Buy to Let Remortgage Activity on Fire

Buy to let property landlords are picking up remortgages at an all-time high rate, according to recently released data. Remortgage, in fact, now accounts for almost 60% of all buy to let activity. Lower interest rates have been noted as the biggest catalyst for landlords making the decision to remortgage and ensure a more stable future for their mortgage costs.

Today’s landlord is concentrating on locking in lower interest rates for the future and ensuring a more consistent schedule of outgoings for tomorrow. Monthly outgoings are especially important as a landlord looks over their portfolio and sees several properties which could make huge financial impacts simply by seeing the interest rate go up by 0.25%. This is enough for them to move forward and pursue a remortgage now rather than paying more later.

Moving forward and obtaining a remortgage now in order to not pay more tomorrow is also what many house owners have chosen to do over the last six month period. A few months prior to the last increase of the base rate, the activity rate to remortgage has been fierce. Lenders have only in the last few weeks increased their interest rates on popular products for house owners.
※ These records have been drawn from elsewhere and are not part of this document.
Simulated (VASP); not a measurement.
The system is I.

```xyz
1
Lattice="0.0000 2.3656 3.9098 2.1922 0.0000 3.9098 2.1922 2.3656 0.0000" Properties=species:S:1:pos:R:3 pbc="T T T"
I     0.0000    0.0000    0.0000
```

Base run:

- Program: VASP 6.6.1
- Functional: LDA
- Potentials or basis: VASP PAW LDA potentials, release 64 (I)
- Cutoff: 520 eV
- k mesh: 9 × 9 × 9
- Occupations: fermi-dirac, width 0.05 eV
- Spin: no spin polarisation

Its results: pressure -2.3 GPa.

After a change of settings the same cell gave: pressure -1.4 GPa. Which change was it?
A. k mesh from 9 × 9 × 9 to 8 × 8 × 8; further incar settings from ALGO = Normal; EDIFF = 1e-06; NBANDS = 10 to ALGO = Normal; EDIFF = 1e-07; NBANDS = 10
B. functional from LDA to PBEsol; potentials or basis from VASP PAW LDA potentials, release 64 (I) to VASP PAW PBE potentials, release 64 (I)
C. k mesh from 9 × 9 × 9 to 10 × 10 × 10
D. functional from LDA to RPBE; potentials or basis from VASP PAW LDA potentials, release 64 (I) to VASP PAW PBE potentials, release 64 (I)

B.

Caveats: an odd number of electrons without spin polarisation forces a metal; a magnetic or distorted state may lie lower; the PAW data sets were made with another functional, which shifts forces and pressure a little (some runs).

Lenders have been especially generous with low administration fees, low to free valuations, low to free legal fees, and other costs related to remortgage for both buy to let landlords as well as the everyday house owner. Many lenders even went to the extent of offering cash back on remortgage packages to entice anyone looking to make the wise decision to remortgage.

Many landlords of buy to let property have made the move to remortgage simply to offset the cost of new tax changes. Tax bills coming in January of next year will include the withdrawal of mortgage interest tax relief portion of the new tax laws.